Protected areas of Canada have been created to protect ecological integrity, as well as to provide areas for recreation and education. Most of the protected areas in Canada are terrestrial; however, there has been a growing focus to also protect coastal areas, such as the Bowie Seamount. Different classifications of protected area exist, depending on the organization which manages them. Similarly, some protected areas have a greater focus on ecological integrity than others.
The primary focus of national parks is to preserve ecological integrity. These parks are administered by Parks Canada. National Marine Conservation Areas, while also under federal control, do not afford the same level of protection.

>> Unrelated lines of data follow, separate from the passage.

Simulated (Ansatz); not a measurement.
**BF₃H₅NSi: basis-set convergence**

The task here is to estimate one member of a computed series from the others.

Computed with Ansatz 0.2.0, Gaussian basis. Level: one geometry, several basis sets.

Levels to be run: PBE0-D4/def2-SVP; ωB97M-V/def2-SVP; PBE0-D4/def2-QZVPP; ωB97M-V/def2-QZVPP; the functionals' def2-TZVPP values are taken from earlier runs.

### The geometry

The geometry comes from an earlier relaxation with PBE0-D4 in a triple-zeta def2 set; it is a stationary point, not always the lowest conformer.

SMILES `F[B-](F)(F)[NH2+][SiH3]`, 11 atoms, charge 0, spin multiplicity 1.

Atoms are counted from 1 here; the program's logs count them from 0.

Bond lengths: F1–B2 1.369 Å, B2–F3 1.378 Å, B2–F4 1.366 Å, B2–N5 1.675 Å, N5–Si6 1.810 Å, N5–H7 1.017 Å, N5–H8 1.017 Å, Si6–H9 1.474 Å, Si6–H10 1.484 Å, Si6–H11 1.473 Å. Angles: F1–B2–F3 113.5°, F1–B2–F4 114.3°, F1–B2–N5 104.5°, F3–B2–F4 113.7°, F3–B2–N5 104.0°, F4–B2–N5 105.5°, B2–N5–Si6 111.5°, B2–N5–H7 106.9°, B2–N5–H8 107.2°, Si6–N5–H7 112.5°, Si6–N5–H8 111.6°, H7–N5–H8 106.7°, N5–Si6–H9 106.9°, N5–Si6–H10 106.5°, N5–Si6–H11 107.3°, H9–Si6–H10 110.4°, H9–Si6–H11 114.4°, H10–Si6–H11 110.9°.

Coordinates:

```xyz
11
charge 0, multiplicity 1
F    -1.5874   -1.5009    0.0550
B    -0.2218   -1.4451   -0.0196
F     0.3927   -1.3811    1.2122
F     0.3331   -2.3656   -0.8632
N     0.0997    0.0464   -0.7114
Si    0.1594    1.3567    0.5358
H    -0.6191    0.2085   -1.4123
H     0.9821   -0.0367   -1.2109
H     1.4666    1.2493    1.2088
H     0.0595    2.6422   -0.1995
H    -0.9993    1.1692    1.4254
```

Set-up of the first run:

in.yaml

The Canadian Wildlife Service, a division of Environment Canada, manages the National Wildlife Areas, Marine Wildlife Areas, and Migratory Bird Sanctuaries for the protection of wildlife. A National Wildlife Area protects any land or marine environment within the Canadian territorial waters, that is, extending up to 12 nautical miles (22 km) away from a coast per the United Nations Convention on the Law of the Sea. A Marine Wildlife Area is used to protect marine environments that are within Canada's Exclusive Economic Zone, extending 200 nautical miles (370 km) from the coastline. Two separate areas, one a National Wildlife Area and the other a Marine Wildlife Area, could be created to protect a contiguous zone covering land and marine features extending to the 200-nautical-mile (370 km) limit.
Provincial and territorial governments also protect areas within their boundaries.
Regional governments and local governments also create parks; however, these tend to have a greater focus on recreation.
Another form of conservation is made by land owners who want to preserve nature for future generations by placing a covenant on their land.